The acid was kicking in; everything seemed brighter, more beautiful and seemed to make sense. I looked over at my host, a wisp of smoke escaped from between his lips as he put out the joint in his hand. I think he was trying too hard to be honest. With his long blonde dreadlocked hair,  he looked like a flower child leftover from the 60’s. Or perhaps more like Shaggy from Scooby Doo. Either way though *Flower” had some great insights into drug use and the creative process.

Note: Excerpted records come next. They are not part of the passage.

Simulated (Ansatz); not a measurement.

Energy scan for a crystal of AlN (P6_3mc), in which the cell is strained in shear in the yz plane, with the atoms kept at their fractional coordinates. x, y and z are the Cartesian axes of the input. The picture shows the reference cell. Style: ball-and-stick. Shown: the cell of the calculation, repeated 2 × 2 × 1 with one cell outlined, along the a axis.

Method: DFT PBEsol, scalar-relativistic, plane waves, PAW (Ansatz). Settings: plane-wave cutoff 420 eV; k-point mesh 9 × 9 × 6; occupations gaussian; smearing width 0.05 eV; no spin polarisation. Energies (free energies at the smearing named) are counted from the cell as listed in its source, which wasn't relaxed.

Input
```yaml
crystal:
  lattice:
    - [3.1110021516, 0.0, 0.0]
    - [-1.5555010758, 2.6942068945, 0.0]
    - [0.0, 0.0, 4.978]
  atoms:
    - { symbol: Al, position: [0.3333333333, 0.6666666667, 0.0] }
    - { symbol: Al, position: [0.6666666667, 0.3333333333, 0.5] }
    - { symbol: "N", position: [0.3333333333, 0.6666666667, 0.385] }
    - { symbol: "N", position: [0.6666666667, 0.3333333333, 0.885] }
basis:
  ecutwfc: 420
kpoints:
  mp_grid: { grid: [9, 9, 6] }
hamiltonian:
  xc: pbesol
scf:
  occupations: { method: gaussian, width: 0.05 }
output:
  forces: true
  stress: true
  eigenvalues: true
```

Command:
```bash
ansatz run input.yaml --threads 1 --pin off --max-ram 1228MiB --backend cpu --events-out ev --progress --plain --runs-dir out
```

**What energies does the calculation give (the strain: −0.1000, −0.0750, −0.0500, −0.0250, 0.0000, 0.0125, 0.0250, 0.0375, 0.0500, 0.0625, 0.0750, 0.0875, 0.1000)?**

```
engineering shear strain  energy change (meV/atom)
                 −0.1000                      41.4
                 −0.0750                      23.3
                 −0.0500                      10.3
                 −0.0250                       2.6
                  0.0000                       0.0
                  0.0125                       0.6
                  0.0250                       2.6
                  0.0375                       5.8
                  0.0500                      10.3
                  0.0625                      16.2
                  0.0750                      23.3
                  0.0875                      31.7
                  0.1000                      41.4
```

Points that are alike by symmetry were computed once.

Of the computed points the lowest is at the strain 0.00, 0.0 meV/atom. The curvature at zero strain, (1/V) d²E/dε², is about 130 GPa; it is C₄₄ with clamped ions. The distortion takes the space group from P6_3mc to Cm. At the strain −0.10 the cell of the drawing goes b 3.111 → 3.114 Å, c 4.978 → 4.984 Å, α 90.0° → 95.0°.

From time immemorial our race has been using drugs to enhance the human experience, the Vikings berserkers would whip themselves into frenzy on mushrooms and Uni students have been popping Ritalin 10mgs like tiny white Smarties for decades to up their grades. I didn’t seek out Flower because I was looking for drugs to up my writing (so before you ask no I was not tripping when I typed this) I tried to get a meet up with him because he’s a well-known artist who’s constantly ‘on’ something.


“Look man” he said in a long drawn out voice. “So here, man, basically my day is always heavy when I’m making my stuff. Wake and bake as always!” We’re seated on giant Ankara covered cushions in his studio/apartment/parent’s pool house while he rolled what looked like the guka joints, a real fat long one that looked like split into pieces it could make four more. The walls are covered with his own art plus some from artists I recognize, there’s a Jackie Karuti III, Michael Soi and what looked like a Peterson Kamwathi. “I don’t know about these guys,” he says pointing to the paintings on the wall “but I can tell you this bro, if I’m not on something you’ll get some boring shi*t out of me”

hippie tongue

Image courtesy of Ursuladecayart


“All the greatest creative minds have hit something, that’s why half of Hollywood is hopped up on cocaine. Look at the Rolling Stones! I mean I’m sure some Kenyan artists are on it but they just never get caught.” He reached into his fanny pack (yes he was wearing a fanny pack) and pulled out several plastic baggies. He reached into one and gave me a tiny sliver of paper. He handed it to me then took out another and put it under his tongue “See bro, the Beatles were on LSD, the greatest band of all f*cking time! On LSD! Stick that under your tongue and we’ll keep going”

I did and waited.

“I don’t care what the government man says, or all these people trying to hold us down or whatever. I’m not saying every artist should go Tony Montana and stick their nose in a mountain of coke and OD, that’s drug abuse. What I’m talking about is drug use! Taking some weed in the morning to mellow you out, and settle you down, add a psychedelic like special K, mushrooms or acid to open up that creative section of your mind and finally do a line of cocaine so you can pick up that paintbrush, pen or guitar and make some goddamn magic!”

I looked at him, a time displaced hippie living in his parents house in Karen who, despite having grown up in Kenya, still had a lazy Southern drawl, and I tried to figure out how he was still functioning after what I suppose was 3 or 4 years of constant self-dosing. He kept smoking his joint looking at me intensely with his surprisingly white eyes before he turned on his radio.

“We’ll just listen to some music till the LSD hits, and then we’ll head on outside, k man?”

“So what’s the point of it all? If you’re just going to be high all the time?”
“When it hits and you see the world, you’ll understand.”
An hour later we were lying in the grass outside and I kept staring at everything, transfixed. I could hear nature vibrating, feel sound on my skin and if there are gods out there they were speaking right into my soul, telling me all was well with the universe. I look at his paintings now and I finally understand where his vivid portrayal of landscapes and the reckless abandon with which he uses colours come from. I’d never advocate for the use of drugs in the creative process, but I now sure as hell understand it.

Dear Mummy, I’m Out!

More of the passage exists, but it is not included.